IntelPython / scikit-learn_bench

scikit-learn_bench benchmarks various implementations of machine learning algorithms across data analytics frameworks. It currently support the scikit-learn, DAAL4PY, cuML, and XGBoost frameworks for commonly used machine learning algorithms.
Apache License 2.0
111 stars 69 forks source link

Refactoring of benchmarks #133

Closed Alexsandruss closed 2 months ago

Alexsandruss commented 1 year ago

Benchmarks rework

Entry points: README, Developer Guide

Key features:

Solved issues

samir-nasibli commented 1 year ago

@Alexsandruss Thank you for your hard work here!

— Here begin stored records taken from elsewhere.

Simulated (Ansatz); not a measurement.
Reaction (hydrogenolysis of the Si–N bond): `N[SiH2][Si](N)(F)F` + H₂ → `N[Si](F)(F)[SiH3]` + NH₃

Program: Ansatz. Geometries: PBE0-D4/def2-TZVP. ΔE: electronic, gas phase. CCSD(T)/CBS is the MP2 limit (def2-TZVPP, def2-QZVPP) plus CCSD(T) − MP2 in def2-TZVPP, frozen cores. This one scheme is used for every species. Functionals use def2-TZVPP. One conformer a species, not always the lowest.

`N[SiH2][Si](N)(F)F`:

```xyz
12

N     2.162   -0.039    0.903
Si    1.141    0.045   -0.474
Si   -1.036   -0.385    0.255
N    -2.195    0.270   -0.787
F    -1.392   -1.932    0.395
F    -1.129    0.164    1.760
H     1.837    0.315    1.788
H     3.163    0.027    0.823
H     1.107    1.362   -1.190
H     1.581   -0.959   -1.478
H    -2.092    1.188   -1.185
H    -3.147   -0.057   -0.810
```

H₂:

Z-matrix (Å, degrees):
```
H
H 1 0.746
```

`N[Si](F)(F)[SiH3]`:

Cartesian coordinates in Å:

I think this pull request is getting quite large and includes multiple features. It contains too much code to be reviewed. It's useful to have a way to split it into smaller tasks for your reviewers so that they can focus on specific portions of it. I am pretty sure that we already can merge some of features here into master, if we would have separate PRs for them.

Wouldn't it be better to move an already finished feature to a separate PR? In this case we can quickly and efficiently review and merge it.

napetrov commented 1 year ago

This CODEOWNERS file contains errors

icfaust commented 1 year ago

So far I am also running into an issue downloading datasets in 3.9 with urllib, specifically with the SSL certs. To get it to download I had to export

SSL_CERT_DIR=/etc/ssl/certs

To get it to properly download. Somehow this wasnt a problem with 3.10 ¯\(ツ)

icfaust commented 1 year ago

Also, some of the errors seen in the PR associated with KNN/sklearn in the CI checks have been solved with this PR: https://github.com/scikit-learn/scikit-learn/commit/f473d7e5bb4aaaf2bb292aa7b0c6195b470daf39

But likely a handling of Errors needs to occur to make sure that it will run through even though part of sklearn doesn't

Alexsandruss commented 1 year ago

So far I am also running into an issue downloading datasets in 3.9 with urllib, specifically with the SSL certs. To get it to download I had to export

SSL_CERT_DIR=/etc/ssl/certs

To get it to properly download. Somehow this wasnt a problem with 3.10 ¯**(ツ)**/¯

It looks like problem of specific python environment. Python 3.9 from conda-forge works fine.

Alexsandruss commented 1 year ago

Also, some of the errors seen in the PR associated with KNN/sklearn in the CI checks have been solved with this PR: scikit-learn/scikit-learn@f473d7e

But likely a handling of Errors needs to occur to make sure that it will run through even though part of sklearn doesn't

There is no external fix for this sklearn version, so previous version is pinned to dependencies from now.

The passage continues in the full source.